How many times have you hoped for a perfect version of yourself, only to be disappointed by the reality?
You ate off plan and then your perfect self reminded you, over and over again of your failure. Told you how shit you were and drove you even further off course?
Say goodbye to your perfect self.
I did, and it finally allowed my real self to grow.
Perfect Jordan. He was flawless. He never made mistakes. To describe perfect as a verb you would say: “make (something) completely free from faults or defects; make as good as possible”.
Why would I want to say goodbye to my vision of a perfect self? My defect-less self? My faultless self?
Because he only ever lived between my two ears. Maybe that’s why his voice seemed so loud; even if he whispered, he could be heard loud and clear.
Perfect Jordan won’t be missed. He was my archrival. He told me how I failed. How I said the wrong thing. He would often replay events over and over again, pointing out all the things that went wrong.
We’re often told that we shouldn’t try and compete with others; that we’re all different, unique and special for that. Don’t try and keep up with the Joneses.
That all seems reasonable.
But what happens when the Joneses live in our head?
What happens if we’re constantly comparing ourselves to the idea of our perfect self? Who we think we should be?
You fail time and time again.
Say goodbye to this idea of your perfect self.
The idea of perfection isn’t real.
You’re not perfect. Neither am I. And that’s ok. I don’t want to be.
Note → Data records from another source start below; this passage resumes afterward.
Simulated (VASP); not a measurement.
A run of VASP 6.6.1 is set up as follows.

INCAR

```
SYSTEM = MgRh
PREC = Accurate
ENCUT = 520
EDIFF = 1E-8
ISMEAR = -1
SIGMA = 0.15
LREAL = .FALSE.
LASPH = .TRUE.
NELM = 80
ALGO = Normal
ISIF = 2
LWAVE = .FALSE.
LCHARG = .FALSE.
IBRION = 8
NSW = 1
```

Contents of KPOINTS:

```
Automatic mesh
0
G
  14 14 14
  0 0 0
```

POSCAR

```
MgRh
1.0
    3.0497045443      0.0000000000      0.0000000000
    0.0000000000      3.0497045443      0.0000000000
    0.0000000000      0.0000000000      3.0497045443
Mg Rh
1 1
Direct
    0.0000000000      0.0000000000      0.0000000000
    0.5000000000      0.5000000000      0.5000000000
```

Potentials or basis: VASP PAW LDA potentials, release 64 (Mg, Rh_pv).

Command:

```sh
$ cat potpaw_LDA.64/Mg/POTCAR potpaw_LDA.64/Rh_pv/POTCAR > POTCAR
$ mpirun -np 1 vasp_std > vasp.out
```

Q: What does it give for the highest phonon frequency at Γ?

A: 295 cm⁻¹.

How could I be this person that I am now if I lived so ‘perfectly’?
My cracks, my scars, my faults, my stuff ups, my errors, my mistakes; they carved out who I am.
Why should I long for a perfect version of Jordan and miss the opportunity to appreciate the person that I am? Imperfections and all.
Be ok with your imperfection, because it allows you to assess yourself in reality.
To compare yourself to perfection doesn’t improve you. It just holds you to a standard. It doesn’t teach you anything.